As another datapoint, I tested this on 2 additional PCs. On the first PC with Fedora 36, I couldn't reproduce the issue, even though I performed ~10 VM boots using the user session mode and ~10 VM boots using the system mode. All of this while having qxl graphics, of course. On the second PC with Fedora 35, I reproduced the issue easily. It happened 6 times out of 10 boots, both in the user session mode and in the system mode. So at least in my testing, it seems the issue is much more likely to occur on F35 than on F36.
I actually saw something that looked rather like this in passing while working on https://bugzilla.redhat.com/show_bug.cgi?id=2066424 , with an *F35* guest image. Kamil, have you tried reproducing this using an F35 guest image, in the setups where you can easily reproduce it?
I tested with Fedora-Workstation-Live-x86_64-35-1.2.iso and saw no issues in 10 boots. I also re-checked Fedora-Workstation-Live-x86_64-36-20220228.n.0.iso as mentioned in comment 0 and again saw no issues in 10 boots. So I'm quite certain the regression is at maximum 1 month old.
Thanks, I guess I must've hit something different. I'll try this again with F36 images later today.
BTW, another thing that might be interesting - does the bug happen with current Rawhide images?

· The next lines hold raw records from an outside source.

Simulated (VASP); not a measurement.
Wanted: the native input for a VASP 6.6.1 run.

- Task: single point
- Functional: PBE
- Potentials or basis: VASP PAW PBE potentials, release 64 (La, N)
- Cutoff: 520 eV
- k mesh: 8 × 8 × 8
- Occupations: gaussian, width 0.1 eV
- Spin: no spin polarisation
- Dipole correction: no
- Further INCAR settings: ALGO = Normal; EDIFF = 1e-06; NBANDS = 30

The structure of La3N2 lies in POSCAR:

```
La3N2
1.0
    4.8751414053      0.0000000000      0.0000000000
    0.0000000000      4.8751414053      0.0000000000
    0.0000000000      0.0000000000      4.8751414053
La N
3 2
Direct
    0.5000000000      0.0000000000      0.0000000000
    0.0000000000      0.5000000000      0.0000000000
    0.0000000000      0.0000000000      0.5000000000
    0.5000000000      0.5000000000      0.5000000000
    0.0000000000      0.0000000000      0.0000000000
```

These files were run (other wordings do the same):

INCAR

Tested the Workstation beta 1.4 compose[0] on yet another machine with virt-manager and QXL. Could not reproduce the issue with either a user or system session. [0] - https://kojipkgs.fedoraproject.org/compose/36/Fedora-36-20220322.0/compose/Workstation/x86_64/iso/Fedora-Workstation-Live-x86_64-36_Beta-1.4.iso
Created attachment 1867693 [details] rpm diff between 0228 and 0307 Fedora-Workstation-Live-x86_64-36-20220228.n.0.iso <- works Fedora-Workstation-Live-x86_64-36-20220307.n.0.iso <- broken Unfortunately images older than 0307 have already been cleaned up in Koji, so I can't test them. See the attached diff for an overview of changes packages between 0228 and 0307. Most notably, GNOME packages were upgraded from 42 alpha to 42 beta. I also found out that 'nomodeset' boot argument ("basic graphics mode") avoids this issue. So this is something related either to graphics acceleration or wayland (because nomodeset starts X11).
(In reply to Adam Williamson from comment #27) > BTW, another thing that might be interesting - does the bug happen with > current Rawhide images? Fedora-Workstation-Live-x86_64-Rawhide-20220308.n.0.iso -> broken Fedora-Workstation-Live-x86_64-Rawhide-20220322.n.0.iso -> broken Unfortunately older images than 0308 have already been cleaned up by Koji.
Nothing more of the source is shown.